BOSTON (Legal Newsline) - Massachusetts Attorney General Martha Coakley announced on Thursday that she has reached a $191,000 settlement with a college that allegedly misrepresented to students that they could only borrow money from one lender.
Newton, Mass.-based Lasell College allegedly told its students that they were required to get Stafford loans from Citizens Bank, even though other lenders provided less expensive Stafford loans.
Coakley alleged that during the years between 2003-2007, the college told students it would assist them in finding the most affordable ways to finance their educational expenses, but told Stafford loan borrowers that they needed to borrow from Citizens Bank.
"We are pleased that Lasell cooperated with our investigation and agreed to reimburse students for the extra costs that we believe students incurred by borrowing from Lasell's preferred lender," Coakley said.

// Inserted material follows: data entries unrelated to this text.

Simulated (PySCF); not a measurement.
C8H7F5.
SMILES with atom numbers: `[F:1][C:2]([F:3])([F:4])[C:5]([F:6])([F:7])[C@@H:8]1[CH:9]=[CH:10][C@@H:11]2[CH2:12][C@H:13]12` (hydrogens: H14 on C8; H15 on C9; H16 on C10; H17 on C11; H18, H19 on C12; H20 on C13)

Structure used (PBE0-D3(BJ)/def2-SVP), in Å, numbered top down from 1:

"However, colleges and universities are in a unique position of trust and have a responsibility to provide lending advice that is in the best interest of students and untainted by conflicts of interest. Certainly, no school should ever attempt to restrict a student's abilities to obtain more affordable loans."
Under terms of the settlement, Lasell will reimburse $191,314 to over 1,000 students who had their first Stafford loan disbursement from Citizens Bank during the 2003-2004, 2004-2005, 2005-2006 or 2006-2007 academic years.
Coakley also alleged that between 2003 and 2007, Lasell's financial aid staff and its office of student financial planning received gifts and entertainment, meals and printing services from its chosen bank.
Since the college never disclosed these gratuities to those seeking the financial aid and did not claim that these gratuities did not influence its decision making process in choosing Citizens Bank as its only "preferred" Stafford lender, the students were not given all of the information necessary to obtain the loan with the best deal, Coakley claims.
Under terms of the settlement, Lasell has also agreed to new reforms that are intended to better protect borrowers' rights. These include instituting more transparency in its student lending process and eliminating conflicts of interest.
Coakley's office reached a similar settlement with Emerson College last summer. Emerson College allegedly steered students to borrow from certain lenders that gave undisclosed inducements to Emerson's financial aid staff.